|reply to Crookshanks |
Re: content providers
a'la carte only works if it's economically feasible for ALL parties involved. The last DirecTV dispute with Viacom for example brought to light a big hole in the a'la carte model. DirecTV pays Viacom a set price for an entire BUNDLE of channels, not a per channel price, in order to get a favorable rate. That bundle pricing is passed on to the customer, and it's probably written in the carriage agreement that it's all or nothing to the customer anyway.
There's just no way DirecTV could offer that pricing to customers a'la carte, let along CHEAPER pricing.
|reply to SunnyD |
Well, I always assumed that they signed agreements for bundles of channels, but they could still separate out those bundles into different packages. Want the History Channel or A&E? Buy the A&E package. Want ESPN? Buy the Disney package. Want TNT or CNN? Buy the Turner package. Not as ideal as a'la carte on a per channel basis but it's still better than the "all or nothing" model we have today.

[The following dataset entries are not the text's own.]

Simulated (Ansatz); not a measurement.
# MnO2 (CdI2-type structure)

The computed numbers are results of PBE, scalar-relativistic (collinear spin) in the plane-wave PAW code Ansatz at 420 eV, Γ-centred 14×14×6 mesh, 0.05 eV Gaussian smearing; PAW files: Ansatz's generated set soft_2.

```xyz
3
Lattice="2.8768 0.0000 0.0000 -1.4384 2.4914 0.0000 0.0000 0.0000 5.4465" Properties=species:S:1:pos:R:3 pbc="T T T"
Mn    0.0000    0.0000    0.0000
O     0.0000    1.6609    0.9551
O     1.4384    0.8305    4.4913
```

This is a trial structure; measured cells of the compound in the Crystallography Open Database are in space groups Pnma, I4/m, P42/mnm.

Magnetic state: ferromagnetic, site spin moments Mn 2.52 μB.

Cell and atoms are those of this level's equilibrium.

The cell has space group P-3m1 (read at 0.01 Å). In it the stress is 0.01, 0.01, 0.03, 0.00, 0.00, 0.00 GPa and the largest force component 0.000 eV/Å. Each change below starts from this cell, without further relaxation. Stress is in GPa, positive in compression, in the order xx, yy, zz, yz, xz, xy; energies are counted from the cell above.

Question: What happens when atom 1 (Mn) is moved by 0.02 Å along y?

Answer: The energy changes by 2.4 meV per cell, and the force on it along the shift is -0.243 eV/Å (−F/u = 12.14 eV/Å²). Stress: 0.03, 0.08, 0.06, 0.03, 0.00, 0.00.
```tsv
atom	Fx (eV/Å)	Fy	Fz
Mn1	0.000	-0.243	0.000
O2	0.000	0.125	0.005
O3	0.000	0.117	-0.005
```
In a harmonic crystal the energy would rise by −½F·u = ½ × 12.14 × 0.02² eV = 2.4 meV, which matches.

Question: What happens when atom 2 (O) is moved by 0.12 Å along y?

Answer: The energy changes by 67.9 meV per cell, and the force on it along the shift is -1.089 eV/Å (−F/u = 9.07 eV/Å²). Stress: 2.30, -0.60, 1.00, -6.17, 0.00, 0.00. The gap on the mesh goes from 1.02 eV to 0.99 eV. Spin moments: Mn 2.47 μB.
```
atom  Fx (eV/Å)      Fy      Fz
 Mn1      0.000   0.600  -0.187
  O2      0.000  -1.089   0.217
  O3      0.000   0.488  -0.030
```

As far as pricing, it's a given that you'd wind up paying more per channel than you currently do, but the hope is that you'd pay less money overall by dropping unneeded channels. It would also allow consumers to see the true cost of different channels/bundles, whereas today they are insulated from it. Connect them closer to this cost and the content providers will eventually see decreased uptake as a result of their never ending price hikes. It would also solve the problem of content providers holding the cable/satellite companies hostage. They can charge whatever they want, consumers will either pay it or ditch their channels.
In the ideal world you wouldn't even have the cable company as the middle man collecting the funds. Imagine a purchasing model similar to the way you select a long distance provider on your POTS line. You deal directly with the provider, work out whatever pricing/contract arrangement you want with them, then they tell the cable company to release their channels to your equipment.